Journal reference: Computer Networks and ISDN Systems, Volume 28, issues 7–11, p. 1345.
The statelessness of HTTP makes it difficult for information providers to present complex hierarchical information in an easily navigable fashion. Many non-WWW interfaces allow users to browse through a hierarchical index of information, divided into categories to reduce confusion. This paper describes a program which was developed to create an improved interface for complex hierarchies on the web. Nif-T-nav was developed to solve the problem using standard HTTP; the state information is stored at the client and passed back to the server through the URL. This allows an information provider to present complex information in an easily navigated fashion, reducing the time needed for the user to find the desired data. Keywords: stateful and stateless, interface, navigation, hierarchy, index
Navigation is one of the primary interface challenges for information providers. If an information structure is not easy to navigate, the user will become frustrated and move on without finding the data they're seeking[13]. One way to navigate complex information structures is through a hierarchical index. Generally, this type of information is displayed with a graphical or text-based hierarchical tree, grouping information into categories for easier navigation. This breaks up the complex structure into smaller pieces, causing less confusion for the user. Unfortunately, with the World Wide Web[6], the simplicity of HTML[2] and the statelessness of HTTP[1] force undesired compromises in this type of hierarchical data navigation.

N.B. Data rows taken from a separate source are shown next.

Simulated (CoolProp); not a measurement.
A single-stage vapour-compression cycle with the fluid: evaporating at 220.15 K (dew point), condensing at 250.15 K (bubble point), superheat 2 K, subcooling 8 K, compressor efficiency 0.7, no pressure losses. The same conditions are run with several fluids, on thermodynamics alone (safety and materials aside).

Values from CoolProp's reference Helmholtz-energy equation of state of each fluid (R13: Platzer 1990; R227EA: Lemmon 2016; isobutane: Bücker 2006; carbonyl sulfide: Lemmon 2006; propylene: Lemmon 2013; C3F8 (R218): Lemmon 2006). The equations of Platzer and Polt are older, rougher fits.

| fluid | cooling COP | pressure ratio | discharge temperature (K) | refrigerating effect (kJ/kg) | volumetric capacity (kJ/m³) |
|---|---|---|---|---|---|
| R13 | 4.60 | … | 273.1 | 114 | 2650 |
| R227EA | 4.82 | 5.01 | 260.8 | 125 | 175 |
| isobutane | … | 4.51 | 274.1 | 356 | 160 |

With SGML[9] browsers, as well as most personal computer applications, the situation is quite different. Hierarchical information is represented with an expandable table-of-contents (TOC). As each node is activated, the next level of information for that node is shown indented, directly below its "parent" node. That portion of the tree is thus expanded, giving the user further choices appropriate to their selection. Although complex indexes are often needed on the web, there is no easy way for the information provider to accomplish the tree behavior using HTML. The environment does not support automatic hierarchical behavior for browsing indexed information.
Displaying this type of information should be possible for web page providers, but until now, the solutions have been less than ideal. This paper will first explore the various solutions to this problem, addressing current solutions as well as possible alternatives. Next, the proposed solution will be discussed in detail: how the hierarchy is built; how the "state" is maintained and deciphered; how this creates the desired behavior.
Several different paradigms have been developed to attempt to display this type of information, while maintaining as much of the expected behavior as possible. There are two possible ways to create the tree: statically and dynamically. The two most common solutions are described below. Both of them are static page environments, where the "tree" is simply a maze of pages designed to behave in a tree-like fashion. This allows the user to exploit the "bookmark" feature of his browser with expected results, but as we'll see, the solutions fall short in other areas.
The most common solution (used by yahoo[10], among others) is the following : when a node is activated, a new page is displayed, with only the information pertaining to that node displayed. The node path information is often displayed at the top of the page, to maintain the specific context for the current node. Figure 1 displays this behavior.
Figure 1. http://www.yahoo.com. Note the parent node information indicated above the selection list.
Nonetheless, this solution does cause a context shift for the user, forcing them into an unnecessarily restricted view, and removing relationships to the other nodes at higher levels. This solution also requires separate pages to be maintained for each node and sub-node on the server.
Another solution, closer to ideal, mimics the correct behavior only to a certain extent. When a single node is expanded, the page behaves as expected. The page is re-drawn with the sub-nodes displayed indented under the activated node. However, when another node at the same level is selected, the first node collapses back to its default state. This unexpected behavior causes unnecessary confusion: the user has no reason to assume there is a limitation on the number of expanded nodes. Figure 2 shows a single-open hierarchy at it's limit. If the "Second Child" is opened, the "First Child" will close.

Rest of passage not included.